Children between the ages of 6 and 18 spend close to half their waking lives in school. During those years, parents, teachers, and peers deeply influence their lives. Students are at a profound disadvantage if they do not receive early and appropriate instruction to build the skill areas essential for success in school. It is equally important for adults to recognize students’ academic potential and nurture their strengths. Research indicates that success for students with learning differences and disabilities depends not only on designing an effective program for academic success but equally on developing positive social and emotional environments both at home and in school.
Facilitating academic success
The Landmark School Outreach Program’s mission is to empower students with language-based learning disabilities by offering their teachers an exemplary program of applied research and professional development.
Many highly-successful people experienced difficulty in school. An Internet search turns up scores of familiar names, including Nelson Rockefeller, Charles Schwab, Jay Leno, Danny Glover, Avi, and John Irving. Each of these people gained success in their adult lives.
Most success stories are less well known. Many thousands of people with learning disabilities finish school and build fulfilling careers, create families, and contribute to society in innumerable ways. Often, people with learning disabilities are particularly creative thinkers and visionary leaders. Some studies have found that individuals with language difficulty develop superior skills in other areas, such as art, music, dance, mechanics, cooking, and athletics. Additionally, much research has demonstrated that students whose difficulties are identified early and addressed with appropriate teaching can achieve academic levels equal or superior to peers without learning disabilities.
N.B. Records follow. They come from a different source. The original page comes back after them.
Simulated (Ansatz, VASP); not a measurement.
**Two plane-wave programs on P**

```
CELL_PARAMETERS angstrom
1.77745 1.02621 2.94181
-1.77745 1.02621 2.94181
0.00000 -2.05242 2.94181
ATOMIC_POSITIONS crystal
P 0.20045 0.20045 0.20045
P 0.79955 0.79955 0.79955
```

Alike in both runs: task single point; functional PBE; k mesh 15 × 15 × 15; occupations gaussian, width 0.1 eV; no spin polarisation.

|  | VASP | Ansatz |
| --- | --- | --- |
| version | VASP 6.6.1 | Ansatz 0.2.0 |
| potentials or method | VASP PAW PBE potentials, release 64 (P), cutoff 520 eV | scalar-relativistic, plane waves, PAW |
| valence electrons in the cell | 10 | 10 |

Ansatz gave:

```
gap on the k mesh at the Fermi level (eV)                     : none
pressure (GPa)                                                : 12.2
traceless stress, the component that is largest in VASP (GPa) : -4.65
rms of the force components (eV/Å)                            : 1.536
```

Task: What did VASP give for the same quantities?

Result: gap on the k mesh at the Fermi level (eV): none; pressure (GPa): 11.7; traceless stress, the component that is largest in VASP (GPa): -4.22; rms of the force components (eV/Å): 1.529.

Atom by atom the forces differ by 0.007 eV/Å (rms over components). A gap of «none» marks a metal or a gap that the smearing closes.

As classroom teachers, we can provide students with the feeling of self-efficacy that is essential for academic success in two key ways: by teaching them strategies to approach difficult academic tasks and by believing in their capacity to learn. Parker J. Palmer, author of The Courage to Teach (2007), offers this reminder:
Students who learn are the finest fruit of teachers who teach … I am also clear that in lecture halls, seminar rooms, field settings, labs, and even electronic classrooms — the places where most people receive most of their formal education — teachers possess the power to create conditions that can help students learn a great deal — or keep them from learning much at all. Teaching is the intentional act of creating those conditions, and good teaching requires that we understand the inner sources of both the intent and the act. (p. 6)
Landmark's Six Teaching Principles™
Landmark’s Six Teaching Principles™ create the conditions for learning that students with learning disabilities need to succeed. Students with language-based learning disabilities (LBLD) make stunning progress with targeted, intensive, skills-based instruction under these conditions. Essentially, these principles are:
- Provide opportunities for success to foster a sense of self-efficacy.
- Use multisensory approaches so that all content is conveyed in visual, auditory, and tactile modes (see it, hear it, say it, do something with it).
- Micro-unit and structure tasks to form step-by-step processes, which facilitate learning and provide incremental opportunities for success that help students persist in the face of longer, more complex tasks.
- Ensure automatization through practice and review, as consistency and repetition develop skill.
- Provide models to give students samples of successful work and set clear standards, which helps students begin assignments and self-assess as they work.
- Include students in the learning process, because increasing students’ self-awareness as learners helps them engage and invest in the classroom.
The full text of Landmark’s Six Teaching Principles™ is available at the Landmark School Outreach Program website .
Thinking about how to facilitate success
Students have unique learning profiles that reflect their educational experience, their learning, thinking, and personality styles, and their particular areas of need for language acquisition and use. All students who struggle in school — particularly those with LBLD — benefit from structured, multisensory, skills-based instruction. Each requires individualized instruction targeted at his or her specific needs. The student profiles in Language-Based Learning Disabilities are included to encourage teachers’ thinking about students in their own classes.
As you learn about interventions for each student, keep in mind the following questions:
- What factors have contributed to the success of each student?
- What can be done to build on the current successes of each?
Patricia W. Newhall is Associate Director of Landmark School Outreach Program. The Outreach Program offers language-based consulting, program design, seminars, publications, and free e-resources that aim to empower students with learning differences through their teachers. For more information about language-based learning disabilities and language-based teaching, please visit the Landmark School Outreach Program website .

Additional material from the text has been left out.